Former math professor counting his blessings as he hits 100

Max Stein

World War II veteran and longtime CSU sports fan will be honored during
CSU-Wyoming basketball game.

The first time Max Stein drove along College Avenue, on his way to Casper, Wyoming, he remembers being interrupted – the city’s one and only stoplight, at the corner of College and Mountain avenues, had turned red.

“I remember thinking at the time, that’s a place I’d like to teach,” he said. “It was Colorado A&M back then, but it was a really pretty campus, and Fort Collins just seemed like the type of place I’d like to spend the rest of my life.”

Max Stein
Stein, shown here in his CSU office in 1977, was a longtime season ticketholder for CSU football and men’s basketball.

A few years later – in 1955 – Stein’s premonition came true. He accepted a position as a professor of mathematics at the soon-to-be renamed Colorado State University, and he and his wife, Judith, moved into a small house on West Olive Street, just two blocks from City Park. Fort Collins had fewer than 20,000 residents, and the university had 4,992 students.

Fast-forward 64 years: Fort Collins’ population has exploded to more than 160,000, and CSU has nearly 35,000 students. And there are now more than 180 traffic signals in Fort Collins.

Throughout that time there has been one constant: Stein, who just celebrated his 100th birthday and still lives, by himself, in that small house on West Olive Street.

“I’ve been lucky enough to visit 47 countries and been all around the United States, and I’ve never found another place I would rather be – especially Wyoming,” he said with a laugh, poking fun at son-in-law Steve Smoot, a Wyoming resident and loyal Cowboys fan.

Humble beginnings

Stein was born in a small Missouri town in 1919. He loved sports – especially basketball – and had a gift for mathematics. His high school was so small it had no gym, and he remembers playing games against other schools on dirt courts outside.

He went to college and tried out for the basketball, track and football teams – which is interesting.

“I had never seen a game of football in my life,” Stein laughed. “I got quite an education.”

Always a teacher

He taught math and coached high school basketball for a time before earning his master’s degree from the University of Iowa. By that time, World War II was raging, and he was legal guardian to his younger brother (both parents had died). He registered for the draft in 1941 and was deferred because of his teaching and guardianship, but opted to enlist shortly after marrying Judith in 1943.

Max Stein
Stein with his wife, Judith, during World War II. They were married nearly 50 years before Judith’s death in 1993.

Stein’s talent for math and college degree allowed him to enter the Navy as an ensign, and he was assigned to a unit being trained to teach radar systems to pilots. He spent the rest of the war in Hawaii.

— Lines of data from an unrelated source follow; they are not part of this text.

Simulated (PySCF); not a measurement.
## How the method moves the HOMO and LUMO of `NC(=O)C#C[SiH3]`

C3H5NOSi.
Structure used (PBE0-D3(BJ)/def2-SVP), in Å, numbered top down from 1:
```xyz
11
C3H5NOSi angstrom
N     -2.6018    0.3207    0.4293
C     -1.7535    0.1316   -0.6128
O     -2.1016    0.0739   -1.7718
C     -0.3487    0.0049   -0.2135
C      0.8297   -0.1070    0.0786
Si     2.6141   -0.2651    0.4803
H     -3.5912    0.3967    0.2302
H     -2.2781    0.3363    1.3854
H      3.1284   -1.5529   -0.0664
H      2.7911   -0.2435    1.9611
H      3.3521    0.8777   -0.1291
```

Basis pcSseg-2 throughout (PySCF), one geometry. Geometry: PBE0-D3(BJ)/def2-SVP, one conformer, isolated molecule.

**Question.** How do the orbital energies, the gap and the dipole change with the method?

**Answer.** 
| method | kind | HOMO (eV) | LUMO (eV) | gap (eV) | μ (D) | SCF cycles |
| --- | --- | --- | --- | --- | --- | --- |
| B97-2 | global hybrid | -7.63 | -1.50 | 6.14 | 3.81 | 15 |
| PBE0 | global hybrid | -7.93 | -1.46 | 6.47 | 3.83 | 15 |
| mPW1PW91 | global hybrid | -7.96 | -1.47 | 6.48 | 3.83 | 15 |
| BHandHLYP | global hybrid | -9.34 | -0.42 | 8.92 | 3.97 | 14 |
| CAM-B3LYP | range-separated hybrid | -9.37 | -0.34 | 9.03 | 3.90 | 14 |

He vividly remembers the day Japan surrendered, ending the war in 1945.

“I was rooming with a bunch of pilots, and there was quite a celebration,” he said. “They had used up all of their rations to get beer, and they were pretty wild. I have never had a drink or smoked a cigarette in my life, but I used some of my rations to get them some more beer.

“I’m not sure if non-drinking has contributed to my longevity, but I do know I’ve been to a lot of funerals of drinkers and smokers.”

Coming to CSU

Stein returned to the University of Iowa to earn his Ph.D. in mathematics before accepting a teaching position at CSU, where he became a force on the faculty. He not only helped establish the master’s program in math and mentor its first students, he established the Ph.D. program and was advisor to CSU’s first mathematics doctoral candidate.

He went on to teach 35 years before retiring in 1990. When he started at CSU, he was making $110 per month on a nine-month contract. When he left, he was earning $33,000 per year.

“I was so rich I had to retire,” he quipped.

Founding father of math grad programs

One of his former neighbors was fellow math professor Rick Miranda, who went on to become dean of the College of Natural Sciences before assuming his current post as CSU’S provost and executive vice president.

“Max was one of the folks hired to really launch the graduate and research side of the department,” Miranda said. “His arrival transformed the department; he was really the pioneer of our modern math department. I know I very much appreciated his leadership in the program.”

Stein wrote two math textbooks and more than 40 scholarly papers while at CSU, but mostly he loved to teach – and his students loved him. One former student, Myron Henry (M.S. ’65, Ph.D. ’68), was so impressed by Stein’s teaching that he set up an endowed scholarship in his name in 2012: The F. Max Stein and Myron S. Henry Scholarship for undergraduate math students.

Lifelong sports fan

Stein’s love of sports has been a big part of his life. He bowled and played golf into his 80s, and recorded a hole-in-one at the old Link-N-Greens in Fort Collins. He’s also climbed Longs Peak twice, was an avid tennis player, and rode his bike to work every day at CSU. He watches every Broncos, Rockies and Nuggets game on TV.

Max Stein
Stein started watching CSU football games at the original on-campus stadium, Colorado Field. He still lives in the same west Fort Collins house he purchased in 1955.

Some of his best memories are of watching CSU teams compete. Stein was a longtime season ticketholder for both football and men’s basketball and vividly recalls the famous “Bounce Pass Game” when CSU upset Wyoming in 1966 at old Colorado Field. He also remembers watching Boyd “Tiny” Grant both as a player at South College Fieldhouse and as the Rams’ coach at Moby Arena.

He keeps his mind sharp by visiting the Fort Collins Senior Center every Tuesday to play bridge, and very often wins every table. He’s also written more than a thousand humorous poems and loves to share them with visitors, including one about an African antelope that ends with the line “what the new gnu knew.”

Remarkable life

Stein’s wife died in 1993, two months shy of their 50th anniversary. He has two children – Karen and Kenneth – six grandchildren and eight great-grandchildren.

Stein is in remarkably good health for his age, although he’s had a few surgeries. He has all but one of his original teeth and, save for diminished hearing, his senses are all good, including his eyesight.

“My life couldn’t have been better, really,” Stein said. “I am thankful for living in this time when doctors are able to fix me up and keep me going.”

And he has some valuable advice for those wondering about his secret to long life.

“People are always asking me how I’ve lived so long,” Stein said. “It’s simple, really: Just keep breathing.”